For decades, manual bending was the standard for reliability in tube production. Today, some old-school engineers still cherish the simplicity of a purely mechanical tool. Yet most tubular steel manufacturers offer automated tube bending by now.
So which is best for your project -- old, faithful bending or the automated perks of CNC bending?
Manual & CNC Bending: What’s The Difference?
Manual bending, while not what it used to be, is still the process of choice for some manufacturers. Manual benders use compression by applying a wiper die that sweeps the radius of a bend die, forming the tube to a specified degree.
CNC (computer numerically controlled) bending machinery is, of course, automated. The user inputs his desired specifications via a computer interface, and the machine does its thing. Rinse. Repeat.
CNC bending is considered a more efficient process than joint welding. But does it surpass the standby manual method, too?
Manual Vs. CNC Bending
Manual: When bending manually, operator error is a threat. Producing quality bends depends on the operator’s skill level. Any slip-up will end up in the waste heap.
CNC: Automated benders adhere to a computer program that never deviates, as long as your vendor’s operator inputs the correct specifications. Barring a case of fat finger syndrome, you’re getting better accuracy with CNC.
Manual: Capacity is limited when more human work is involved. Sixty parts per hour is a reasonable expectation for a cycle on a manual 10-bend fixture.
CNC: Computer automation provides lightning-fast efficiency: Perks include:
- Quick setup
- Fast changeovers
- Faster throughput
- Shorter cycle times
CNC benders can take on large quantities in a single production step, cutting unnecessary transitions from the manufacturing process.
If that wasn’t enough, because they’re more accurate than humans, machines produce fewer defects that require time-wasting redos.
Manual: Bending a tube by hand is very economical up front. Unfortunately, it’s not cost-effective. That said, if you require a short run, manual bending could be worth it
Another expense that can pop up? If your part is complex and requires a more advanced manual machine, it may require custom tooling.
CNC: The assumption of old-school metalworkers is that because it involves fancy machines, CNC bending must be super costly.

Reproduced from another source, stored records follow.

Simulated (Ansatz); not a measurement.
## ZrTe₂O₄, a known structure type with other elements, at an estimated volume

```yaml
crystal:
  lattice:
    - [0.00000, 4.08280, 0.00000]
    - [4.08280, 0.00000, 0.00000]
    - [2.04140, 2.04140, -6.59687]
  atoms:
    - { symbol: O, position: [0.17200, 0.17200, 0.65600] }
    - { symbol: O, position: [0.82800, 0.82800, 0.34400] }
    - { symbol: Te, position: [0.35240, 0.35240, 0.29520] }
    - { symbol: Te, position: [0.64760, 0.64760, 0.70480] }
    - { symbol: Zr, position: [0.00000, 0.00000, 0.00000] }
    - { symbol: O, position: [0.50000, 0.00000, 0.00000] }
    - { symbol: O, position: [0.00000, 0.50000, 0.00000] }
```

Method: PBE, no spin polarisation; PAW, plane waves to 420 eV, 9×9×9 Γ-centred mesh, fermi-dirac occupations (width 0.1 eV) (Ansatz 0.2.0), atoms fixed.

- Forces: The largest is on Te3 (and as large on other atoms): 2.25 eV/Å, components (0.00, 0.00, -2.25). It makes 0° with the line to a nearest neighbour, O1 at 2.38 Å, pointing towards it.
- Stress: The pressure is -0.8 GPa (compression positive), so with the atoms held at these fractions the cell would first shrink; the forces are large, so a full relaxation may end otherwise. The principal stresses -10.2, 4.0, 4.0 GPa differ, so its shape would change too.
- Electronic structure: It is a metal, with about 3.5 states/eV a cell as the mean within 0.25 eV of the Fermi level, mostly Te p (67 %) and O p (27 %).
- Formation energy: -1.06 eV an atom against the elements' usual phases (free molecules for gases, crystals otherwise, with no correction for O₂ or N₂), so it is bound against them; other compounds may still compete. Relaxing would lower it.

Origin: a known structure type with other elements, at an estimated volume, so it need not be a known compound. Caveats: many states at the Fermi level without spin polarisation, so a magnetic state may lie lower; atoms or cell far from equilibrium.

The efficiency of CNC bending machines results in shorter run times, actually saving you production costs. Their ability to take on an entire production step also keeps you from taking on the cost of transitions.
Furthermore, most bends can be performed by the machine and checked afterward by a technician. This process cuts down on labor costs throughout your bending project, especially if it’s a high-volume order.
Manual: The old-school way is not built for high production rates or repeatability. Although machines exist that can handle 2" pipe, hand benders are generally suited for tubing that’s 1" or less.
The complexity of bending and number of bends allowed varies by machine. Operator skill also plays a big part.
CNC: This method allows for more intricate part forming and more versatility in general. Your vendor can set the bend radii to fit your specifications -- every time. The computer interface gives the operator major control over the bend.
Manual bending: These benders often are built to zero-tolerance gauges, so you CAN get consistent parts in production. But tube accuracy and repeatability depend on the skill of the tool builder and machine operator. To get a great part, you’ll need to employ a vendor who’s got extensive experience in tube bending.
CNC: The computers are programmed for a variety of quality assurance protocols and fixes, which they perform automatically. CNC machines have programmable speeds that optimize the process and eliminate defects. Your vendor can even program them for automatic measuring and springback correction.
If you haven’t been using CNC services for your tubing projects, ask your manufacturer about this capability.
No matter the method you choose, your product will suffer if you specify the wrong material. Properties such as wall thickness, hardness, and tensile strength can have direct impact on your project’s outcome.
Or, again, your manufacturer may be able to get involved early in the design and prototyping phase to work out the kinks.